Monday, July 13, 2026

Volatility

I mentioned in my last post that I've started to work seriously (once again) on this book I hope to publish professionally. Of course we'll have to see how far I get. But in some ways the exercise of working with a professional editor has already been very educational.

A couple of days ago, I wrote you that my δαίμων appears to be alive and well and still in business, even though it has been so many decades since I was in school.

And today I came face to face with my old, familiar volatility.

I should explain.

Back when I was a child—or a teenager, or an undergraduate—my emotions were often volatile. It was one of the things that I understood to be distinctively true of me. When I learned the word mercurial, I latched onto it as a self-identifier. As a little child I had played at being Mercury, in and around playing at Batman or Superman. And then I learned that the word which best described my emotional life was derived from this same Power! How delightful. How apt.
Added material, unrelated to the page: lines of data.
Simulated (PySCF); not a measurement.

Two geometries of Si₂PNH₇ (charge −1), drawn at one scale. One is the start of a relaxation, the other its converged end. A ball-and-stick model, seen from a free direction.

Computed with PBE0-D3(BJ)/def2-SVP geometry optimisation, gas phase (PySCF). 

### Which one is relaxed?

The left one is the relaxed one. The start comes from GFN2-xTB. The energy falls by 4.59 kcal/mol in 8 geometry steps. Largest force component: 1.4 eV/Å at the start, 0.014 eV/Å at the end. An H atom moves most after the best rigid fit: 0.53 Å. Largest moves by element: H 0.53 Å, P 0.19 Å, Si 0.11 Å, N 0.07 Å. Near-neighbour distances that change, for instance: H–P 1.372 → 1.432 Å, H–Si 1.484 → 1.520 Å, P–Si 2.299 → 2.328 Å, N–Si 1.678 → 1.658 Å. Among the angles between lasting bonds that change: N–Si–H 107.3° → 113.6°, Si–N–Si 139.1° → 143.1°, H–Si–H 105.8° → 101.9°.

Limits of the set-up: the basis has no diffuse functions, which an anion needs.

The process of growing up was, for me, one long, long process of suppressing that mercurial volatility, of learning to distrust myself, of learning to slow down and wait. And of course in many ways that was a good thing. Certainly I learned over the long years of marriage to Wife that I couldn't just say the first thing that popped into my head! Nor could I with D, for much the same reason. By the time I was involved with Debbie, I had learned enough about my own dynamics to ask for—and get!—"the right to say it wrong." I described that years ago as "the assurance that, if I said something which upset her, I could take it back and try again and she would stop being upset." All of this was valuable progress in growing up, in becoming a mature adult instead of an immature prat. All of it was valuable progress in slowing down.

Except of course that all of you—anyone who reads this blog—knows that it's all an act. I never really slowed down my emotions. All I did was to slow down my external affect. I don't react as fast as I used to. But my emotions still bounce around. You know that, because you have to listen to me. So you are perfectly well aware that I will rage and whine and pout over developments that I end up accepting with (so far as anyone can tell externally) calm and grace. As I say, you know it's an act.

Sometimes I pretend to myself that I've made a kind of progress. And maybe I have. Maybe control over one's external affect really is a kind of progress, whatever is going on inside. But, as I said at the beginning, working with this professional editor has brought me face to face with my old, familiar volatility.

As I described in my last post, she sent me a development edit of the whole manuscript. And there were some changes that just sent me around the twist. Instead of marking up the same manuscript document, I funneled all my feedback into a separate document where I could write, "No! You're wrong, WRONG, WRONG!" Fortunately my painfully-learned habits of maturity kicked in last night, so that I didn't send her anything until this morning. Then this morning I wrote a cover email saying, "By the way, I think you're wrong about a few things but you are also write about some others." I attached the document and clicked Send.

Observing myself this morning, I noticed several things.

  • Part of me wanted to stop and not send her all that feedback, in order to avoid the conflict that might ensue. Of course that would have meant that I had wasted the entire weekend, and where would we go from here if I couldn't send her my feedback?
  • Another part of me chastised the first part, saying, "This is how you always get in trouble in relationships too, by failing to make a stand early when you should. Better to say something now and have done."
  • A third part of me wondered, "Can we treat this email as an experiment? How does she handle criticism? If she handles it well, then you can keep working with her. If she handles it badly, that's an early sign of future trouble."
I thought it a remarkably interesting internal conversation.  

Fortunately the outcome was an anticlimax. Her response was very measured and reasonable. I answered her in a similar vein, thanking her for her answer and focusing on plans for the next step. And all the drama blew over, just like that.

But my renewed awareness of my own emotional volatility—and the interesting three-sided dialogue I held with myself this morning—those things have stayed with me.